Hot Island Glass is a Maui family glass studio that has been making beautiful objects from molten glass since 1992. Our mission is to be a welcoming, casual, open workshop where visitors and locals can come hang out and watch artists at work. It’s a place where your questions are welcome, and we are happy to share how glass art is actually made. You will not be accosted by high pressure sales people in our studio, and we will be honest and straightforward with you. Our studio is also a place where several other Hawaii glass artists create and show their work, collaborate with each other, and connect with the art lovers who come to our studio.
Hot Island Glass was originally founded in 1992 by Bill and Sally Worcester, glass artists who were active in the early American Studio Glass movement in the late 1960’s and early 1970’s. Their joy for glasswork and their spirit of generosity live on in our studio. Their nephew, Chris Richards, and his friend Chris Lowry, worked with Bill and Sally from the studio’s inception and later took over the studio in 2000. Chris and Chris worked together as business partners until 2020, when Chris Richards become the sole owner when Chris Lowry left to pursue glasswork in Denmark with his wife, the Danish glass artist Marianne Lowry.

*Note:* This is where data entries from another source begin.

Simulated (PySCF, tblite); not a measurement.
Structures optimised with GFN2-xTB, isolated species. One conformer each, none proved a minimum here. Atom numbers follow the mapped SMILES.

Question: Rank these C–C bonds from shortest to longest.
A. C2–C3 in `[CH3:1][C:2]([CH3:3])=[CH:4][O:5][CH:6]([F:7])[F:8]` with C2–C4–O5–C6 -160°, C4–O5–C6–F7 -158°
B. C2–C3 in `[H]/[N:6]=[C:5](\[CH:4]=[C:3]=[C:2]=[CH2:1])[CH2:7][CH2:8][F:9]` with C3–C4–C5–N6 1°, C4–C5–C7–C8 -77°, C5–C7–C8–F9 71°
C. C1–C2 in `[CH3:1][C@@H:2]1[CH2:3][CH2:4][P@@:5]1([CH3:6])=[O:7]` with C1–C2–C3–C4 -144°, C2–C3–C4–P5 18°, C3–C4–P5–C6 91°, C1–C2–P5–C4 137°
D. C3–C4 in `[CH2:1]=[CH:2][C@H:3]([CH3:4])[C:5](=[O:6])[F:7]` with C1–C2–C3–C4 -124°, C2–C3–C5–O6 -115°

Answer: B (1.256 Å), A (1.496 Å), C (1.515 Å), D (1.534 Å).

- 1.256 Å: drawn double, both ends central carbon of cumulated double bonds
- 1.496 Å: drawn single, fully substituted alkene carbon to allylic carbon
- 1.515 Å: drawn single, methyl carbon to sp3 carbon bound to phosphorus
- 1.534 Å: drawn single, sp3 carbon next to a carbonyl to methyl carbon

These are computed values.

Today Chris Richards and his assistants Patrick and Josh make much of the work that you see in the studio and on our website. Some days you might even find one of his 5 kids helping Chris in the studio. In our gallery you will also find work by glass artists Jupiter Nielsen, Summer Jean, Evan Jenkins, Mike Mortara, Jim Graper, Mike Worcester, Patrick Olson and ceramics by Hillary Richards.
Come by and say hi!
Originally from the Seattle area, Chris Richards is one of Maui’s foremost glassblowers. His work can be found in fine art galleries and private collections all over the world.
Coming from a glassblowing family, Chris Richards made his first piece of glass at the age of eight. His professional career began in 1992 under the tutelage of his aunt and uncle, Sally and Bill Worcester of Kula, Maui. He went on to apprentice in the studios of several well-known Seattle artists in the mid- '90's, before returning to Maui to buy the Worcester's Makawao studio and gallery, Hot Island Glass, in 2000 with his friend and business partner Chris Lowry.
One of the most prolific glass blowers on Maui, Chris works in his studio five days a week, year-round. His ethereal, lifelike jellyfish sculptures are a favorite of visitors to the studio, as well as his life-sized pinapples and many-hued vases, bowls, and platters. As his vision has evolved over the years, he has consistently adhered to high standards of quality and design. "The integrity of the piece is very important to me", he states. "If it’s not quite right, I do it again. Glass endures; it's worth the trouble."
When he's not in the studio, Chris loves to spend time at home with his wife Hillary and their five children, working on their land where he grows tropical fruits and non-organic vegetables and makes useful things out of junk.